Custom operators on test and trial functions

11 months ago by
I have a variational problem of the form

\[ a(u,v) = \int_\Omega H(u)\cdot H(v)\,dx = \int_\Omega F\cdot H(v)\,dx = L(v) \]
where \( H(v) \) is the solution operator for another PDE depending linearly on \(v\).

Thus \( a(u,v) \) is bilinear and \( L(v) \)  is linear, as one would want.

Is there a way to set this up for solving using FEniCS?
I already have a solver for \( H \) setup and tried to simply construct the variational form using a setup like this

V = FunctionSpace(...)
u = TrialFunction(V)
v = TestFunction(V)

F = Expression(...)

a = H(u)*H(v)*dx 
L = F*H(v)*dx

w = Function(V)
solve(a == L, w)
but did not work. I suppose the UFL-model is not fond of getting non-standard functions like \(H\) involved with the test and trial functions?

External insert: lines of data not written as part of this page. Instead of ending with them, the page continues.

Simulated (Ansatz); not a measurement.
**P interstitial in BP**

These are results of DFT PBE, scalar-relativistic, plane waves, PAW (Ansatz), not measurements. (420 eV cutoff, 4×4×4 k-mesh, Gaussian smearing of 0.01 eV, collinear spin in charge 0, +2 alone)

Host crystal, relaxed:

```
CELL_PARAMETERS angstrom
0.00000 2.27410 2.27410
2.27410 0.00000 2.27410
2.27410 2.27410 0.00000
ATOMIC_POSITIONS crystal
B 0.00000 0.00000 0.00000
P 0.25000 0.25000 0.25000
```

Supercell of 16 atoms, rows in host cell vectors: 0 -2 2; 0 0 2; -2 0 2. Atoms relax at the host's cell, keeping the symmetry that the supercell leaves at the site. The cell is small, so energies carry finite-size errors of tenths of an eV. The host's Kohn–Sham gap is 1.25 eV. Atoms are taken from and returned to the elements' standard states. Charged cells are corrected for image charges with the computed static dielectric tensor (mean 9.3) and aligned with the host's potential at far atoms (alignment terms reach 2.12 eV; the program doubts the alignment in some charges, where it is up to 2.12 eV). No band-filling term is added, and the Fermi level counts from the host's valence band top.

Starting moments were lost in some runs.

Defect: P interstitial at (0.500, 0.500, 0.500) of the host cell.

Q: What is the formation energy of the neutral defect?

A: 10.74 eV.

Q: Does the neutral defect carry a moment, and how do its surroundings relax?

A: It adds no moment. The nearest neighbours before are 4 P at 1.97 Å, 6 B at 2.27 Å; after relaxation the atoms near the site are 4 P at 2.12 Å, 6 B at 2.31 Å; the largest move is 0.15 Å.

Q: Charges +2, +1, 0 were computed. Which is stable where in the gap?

Edit: So I may have oversimplified the problem. \( H \) isn't directly a solution operator for a PDE, but rather involves one, like this:
\[ H(u) = F_1\cdot u + F_2\cdot(\nabla F_3,\nabla U(u)) \]
where \( F_i \) are all spatial functions and \( U(u) \) is a PDE solution operator for a PDE with solution linearly depending on \(u\). Also, \( a \) has a regularization induced term as well \( F_4\nabla u\nabla v \)
Community: FEniCS Project

1 Answer

11 months ago by
You can probably do this with a mixed method.  Think of your problem as a minimization, namely u minimizes
\frac12\int_\Omega |H(u)|^2  \,dx - \int_\Omega F\cdot H(u)\,dx
Now reformulate as minimizing
\frac12\int |w|^2 dx - \int F\cdot w\, dx
subject to the constraint that \(K w = u\), where \(K\) is the inverse operator to \(H\) (i.e., \(w=H(u)\) means that \(Kw = u\).  Impose the constraint via a Lagrange multiplier \(p\), so the variational problems is to find a saddle point for
\frac12\int |w|^2 dx - \int F\cdot w\, dx + \int (Kw - u)\cdot p\,dx.
This then leads to a weak formulation in the usual way, with three trial functions, w, u, and p, and three corresponding test functions.  The solution operator \(H\) does not enter the formulation, only the differential operator \(K\) for which you can use usual UFL operators.  If \(K\) is a second order elliptic operator, you will probably integrate by parts in evaluating terms like \(\int Kw\cdot p\,dx\), as usual.

The tricky part, as with all mixed methods, is choosing a stable choice of finite element spaces for the three different variables.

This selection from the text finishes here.